However, not every store is ready, and you may not have even gotten your card yet.

Not to mention, experts say they're not as safe as you think.

WREG is on your side with what everyone should ask their financial institution when their card arrives.

If you take a quick glance behind the counter at the Cake Gallery Baketique in Downtown Memphis, you'll notice an appreciation for the old school.

The glass shelves are lined with the kind of cakes that would sit on your grandmother's kitchen table.

Meanwhile, the checkout process is brand new.

Necole Hightower is one of the small business owners that has installed new technology to read chip, or EMV (Europay, MasterCard, Visa), cards.

She demonstrated to WREG how the card reader words.

Instead of swiping she said, "You just slide it in can also tap it too, some, at the top," explained Hightower, who also said the reader also takes smartphone payments.

Hightower has a "tablet looking" register device that also accepts traditional swipes.  She said she's seen some customers come in with EMV cards.

"I think what's happening is there's a slow conversion, so I see a lot of credit cards," said Hightower, who said she's seen fewer debit cards with chips.

Daniel Dent is the Senior Vice President of Consumer Deposits and Emerging Payments with First Tennessee.

He said customers will get new, chip cards as their old ones expire, and the bank is issuing them in phases.

"We just started our rollout with our credit cards starting this month and them we'll have our debit cards starting in January," said Dent.

Dent said customers can request a new, chip card at any time.

WREG also spoke with representatives from Wells Fargo and Regions.

A Regions spokesperson said the bank began issuing chip credit cards in May of 2014, and debit cards this summer. Customers with expiring cards will get their new, EMV cards first. Any customer can call the 1-800 number on the back of their current card for a new one at any time.

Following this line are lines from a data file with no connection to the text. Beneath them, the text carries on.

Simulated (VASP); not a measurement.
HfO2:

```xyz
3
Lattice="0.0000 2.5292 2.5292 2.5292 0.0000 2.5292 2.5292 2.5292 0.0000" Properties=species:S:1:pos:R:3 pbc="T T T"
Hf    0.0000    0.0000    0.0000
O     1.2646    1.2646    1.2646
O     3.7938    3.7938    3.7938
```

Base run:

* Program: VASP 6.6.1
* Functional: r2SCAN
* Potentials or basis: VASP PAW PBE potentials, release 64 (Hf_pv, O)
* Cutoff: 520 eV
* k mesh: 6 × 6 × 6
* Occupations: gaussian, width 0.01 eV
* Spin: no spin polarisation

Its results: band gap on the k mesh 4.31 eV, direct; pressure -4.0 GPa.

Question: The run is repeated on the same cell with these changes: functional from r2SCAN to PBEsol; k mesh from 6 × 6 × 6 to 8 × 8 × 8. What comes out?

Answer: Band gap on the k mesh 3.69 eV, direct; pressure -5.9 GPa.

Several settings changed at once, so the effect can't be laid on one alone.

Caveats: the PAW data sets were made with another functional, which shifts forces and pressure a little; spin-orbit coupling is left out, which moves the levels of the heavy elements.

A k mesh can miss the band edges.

Wells Fargo said it doesn't have a specific date for all cards to be chip equipped, but similar to other institutions, expiring cards are being replaced first.

As the roll out continues, though, so does the conversation about how safe the new cards are.

The FBI issued a warning (later taken down and replaced with new wording) reminding consumers that crooks could steal their money and identity, even with the new cards.

The agency advised consumers to always use a PIN if possible, which is common in other countries already using the technology.

That recommendation sparked a debate with the banking community because some of the new cards will only require a signature and no PIN.

This is commonly referred to as "chip and signature."

Target is issuing new cards that will require a PIN.

Hightower said the system she uses has additional, authentication steps built in.

"It will prompt you to verify ID, so I just follow the screens."

Bottom line, ask your bank how your new card will work, use a PIN if you can and don't take safety for granted.

"The same things you would do with a magnetic stripe card, you want to do with a chip card," Dent said.

This includes looking at account statements on a regular basis to catch any unusual transactions.

Also, watch out for the latest scam where crooks are sending bogus emails about chip cards, claiming to be from the bank.

Industry analysts say 60% of cards will be chip-equipped by the end of this year, and 98% by the end of 2017.